XML::Twig questions

r1_fiend has asked for the wisdom of the Perl Monks concerning the following question:

Hello, I'm really hoping someone here can help me out with this...essentially I'm writing a script to search through a huge (400 MB) XML document for nodes where a certain child element's text matches some string. I have tried approaching this by loading each full node into memory, checking the appropriate child node's text, and either printing it or purging it based on a match or not. However, this ends up consuming a huge amount of memory, as there are over 400,000 records, and the purge method still keeps the reference of the root->main_element in memory. Also, it takes forever, and my computer slows down drastically.

Here's a condensed version of that approach...(FullSearch.pl)

==============================================

use strict;
use XML::Twig;

my $file = "bin/Example.xml";
my $node = $ARGV[0];
my $value = $ARGV[1];
my $i = 0;

my $twig= new XML::Twig( twig_handlers => { Record => \&Record });

$twig->parsefile($file);
print "Finished Search!\n";

sub Record { 
my( $twig, $record)= @_;
    my @matcharray= $record->get_xpath($node);
    for my $match (@matcharray[-1]){
    if( $match->text eq $value){
# PRINT ALL NODES FROM THIS RECORD HERE...
}}
$twig->purge;
}
[download]

==============================================

Should that not take up a ton of system resources?

So I thought, what if I used a start_tag_handler to keep track of which main_element record I'm on, then use twig_roots to only compare the search value against the specific child node I'm interested in. If there is a match, store the record number, otherwise, purge. This seems to work a whole lot faster, and consumes nominal memory.
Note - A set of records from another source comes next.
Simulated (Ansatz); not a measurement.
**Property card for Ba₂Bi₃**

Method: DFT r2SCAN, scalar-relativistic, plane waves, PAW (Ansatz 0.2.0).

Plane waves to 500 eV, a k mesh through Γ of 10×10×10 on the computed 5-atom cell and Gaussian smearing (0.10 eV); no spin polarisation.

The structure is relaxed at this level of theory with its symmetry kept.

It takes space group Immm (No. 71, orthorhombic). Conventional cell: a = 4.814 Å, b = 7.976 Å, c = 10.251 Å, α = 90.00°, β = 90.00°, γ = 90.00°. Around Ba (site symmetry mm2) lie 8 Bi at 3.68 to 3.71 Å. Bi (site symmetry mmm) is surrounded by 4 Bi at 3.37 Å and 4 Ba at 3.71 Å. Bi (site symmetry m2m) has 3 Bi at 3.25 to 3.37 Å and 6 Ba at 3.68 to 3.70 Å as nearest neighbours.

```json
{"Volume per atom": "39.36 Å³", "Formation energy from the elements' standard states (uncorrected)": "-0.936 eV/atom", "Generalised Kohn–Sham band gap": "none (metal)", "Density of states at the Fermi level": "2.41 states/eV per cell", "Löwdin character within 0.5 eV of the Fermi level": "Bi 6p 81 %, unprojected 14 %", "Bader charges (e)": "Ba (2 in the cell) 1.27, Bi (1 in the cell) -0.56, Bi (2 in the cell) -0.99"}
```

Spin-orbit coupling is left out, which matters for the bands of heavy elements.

Here's that approach...(MarkMatches.pl)

==============================================

use strict;
use XML::Twig;

my $file = "bin/Example.xml";
my $node = $ARGV[0];
my $value = $ARGV[1];
my $count = 0;

open(INDEX, ">bin/Index.txt");

my $twig = XML::Twig->new( 
start_tag_handlers => { Record => \&Count },
twig_roots => { $node => \&Record } );

$twig->parsefile($file);
$twig->purge;

sub Count {
my ( $twig, $element )=@_;
$count++;
$twig->purge;}

sub Record {
my ( $twig, $record )=@_;
if($record->text eq $value) {
    print INDEX $count."\n"; }
$twig->purge; }
[download]

==============================================

Right now, I am saving a list of matching records to a separate text file, then pulling that file into an array in a second script. This script does a start_tag_handler method again to get the current record count, and either lets it get processed by the twig_handlers to print the record if the count is in the array, or ignores it altogether (using no memory).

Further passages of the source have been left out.